[SUPPORT] Issues w/ incremental query in MOR table
Describe the problem you faced
The problem that the parquet file cannot be found when using spark to incrementally read the MOR table, When reading, no write transactions are executed
Steps to reproduce the behavior:
- write one commit mor table and with option "hoodie.cleaner.policy": "KEEP_LATEST_FILE_VERSIONS", "hoodie.cleaner.fileversions.retained": 24, "hoodie.compact.inline": "true", "hoodie.compact.inline.max.delta.commits": 10, "hoodie.keep.min.commits": 99, "hoodie.keep.max.commits": 100, 2.After the first batch is submitted, it can be read incrementally 3.After writing a few more batches, the incremental read error occurs, but the read-optimized view and snapshot can be read normally
Expected behavior
After the mor table is updated for several commits, the incremental query fails to find the parquet file, but the read-optimized table and the real-time table can be accessed normally
Environment Description
-
Hudi version : 0.7.0
-
Spark version : 2.4.0
-
Hive version : 2.1.1
-
Hadoop version : 3.0.0
-
Storage (HDFS/S3/GCS..) : HDFS
-
Running on Docker? (yes/no) : no
Additional context
Add any other context about the problem here.
Stacktrace
>>> op = {'hoodie.datasource.query.type': 'incremental','hoodie.datasource.read.begin.instanttime': '0'}
>>> spark.read.format("hudi").options(**op).load("/user/hive/warehouse/test.db/hudi_mor").count()
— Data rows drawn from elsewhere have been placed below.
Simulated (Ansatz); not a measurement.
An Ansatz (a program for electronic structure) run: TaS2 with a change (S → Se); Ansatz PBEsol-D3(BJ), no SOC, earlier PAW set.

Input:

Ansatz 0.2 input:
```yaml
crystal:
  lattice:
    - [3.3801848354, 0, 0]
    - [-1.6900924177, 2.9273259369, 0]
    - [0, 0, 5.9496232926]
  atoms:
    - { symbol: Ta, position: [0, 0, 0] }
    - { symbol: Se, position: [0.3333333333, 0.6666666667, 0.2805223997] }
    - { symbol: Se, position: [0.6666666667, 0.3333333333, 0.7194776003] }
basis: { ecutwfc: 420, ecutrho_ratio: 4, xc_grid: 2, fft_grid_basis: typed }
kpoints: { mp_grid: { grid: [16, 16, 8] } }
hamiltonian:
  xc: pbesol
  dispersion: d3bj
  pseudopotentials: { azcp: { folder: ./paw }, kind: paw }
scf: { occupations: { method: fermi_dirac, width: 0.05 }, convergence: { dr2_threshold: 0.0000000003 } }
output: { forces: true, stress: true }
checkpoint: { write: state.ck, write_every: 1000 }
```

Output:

[Stage 19:> (1 + 20) / 25839]22/08/06 01:02:27 WARN scheduler.TaskSetManager: Lost task 20.0 in stage 19.0 (TID 12328, xx.com, executor 37): java.io.FileNotFoundException: File does not exist: hdfs://nameservice1/user/hive/warehouse/test.db/hudi_mor/par=4b/166dc4dd-fe33-47fe-8b1b-23b834a1c3e4-0_4846-55-139569_20220805223417.parquet
at org.apache.hadoop.hdfs.DistributedFileSystem$29.doCall(DistributedFileSystem.java:1499)
at org.apache.hadoop.hdfs.DistributedFileSystem$29.doCall(DistributedFileSystem.java:1492)
at org.apache.hadoop.fs.FileSystemLinkResolver.resolve(FileSystemLinkResolver.java:81)
at org.apache.hadoop.hdfs.DistributedFileSystem.getFileStatus(DistributedFileSystem.java:1507)
at org.apache.parquet.hadoop.util.HadoopInputFile.fromPath(HadoopInputFile.java:39)
at org.apache.parquet.hadoop.ParquetFileReader.readFooter(ParquetFileReader.java:413)
at org.apache.spark.sql.execution.datasources.parquet.ParquetFileFormat$$anonfun$buildReaderWithPartitionValues$1.footerFileMetaData$lzycompute$1(ParquetFileFormat.scala:371)
at org.apache.spark.sql.execution.datasources.parquet.ParquetFileFormat$$anonfun$buildReaderWithPartitionValues$1.footerFileMetaData$1(ParquetFileFormat.scala:370)
at org.apache.spark.sql.execution.datasources.parquet.ParquetFileFormat$$anonfun$buildReaderWithPartitionValues$1.apply(ParquetFileFormat.scala:374)
at org.apache.spark.sql.execution.datasources.parquet.ParquetFileFormat$$anonfun$buildReaderWithPartitionValues$1.apply(ParquetFileFormat.scala:352)
at org.apache.hudi.HoodieMergeOnReadRDD.read(HoodieMergeOnReadRDD.scala:98)
at org.apache.hudi.HoodieMergeOnReadRDD.compute(HoodieMergeOnReadRDD.scala:70)
at org.apache.spark.rdd.RDD.computeOrReadCheckpoint(RDD.scala:324)
at org.apache.spark.rdd.RDD.iterator(RDD.scala:288)
at org.apache.spark.rdd.MapPartitionsRDD.compute(MapPartitionsRDD.scala:52)
at org.apache.spark.rdd.RDD.computeOrReadCheckpoint(RDD.scala:324)
at org.apache.spark.rdd.RDD.iterator(RDD.scala:288)
at org.apache.spark.rdd.MapPartitionsRDD.compute(MapPartitionsRDD.scala:52)
at org.apache.spark.rdd.RDD.computeOrReadCheckpoint(RDD.scala:324)
at org.apache.spark.rdd.RDD.iterator(RDD.scala:288)
at org.apache.spark.scheduler.ShuffleMapTask.runTask(ShuffleMapTask.scala:99)
at org.apache.spark.scheduler.ShuffleMapTask.runTask(ShuffleMapTask.scala:55)
at org.apache.spark.scheduler.Task.run(Task.scala:121)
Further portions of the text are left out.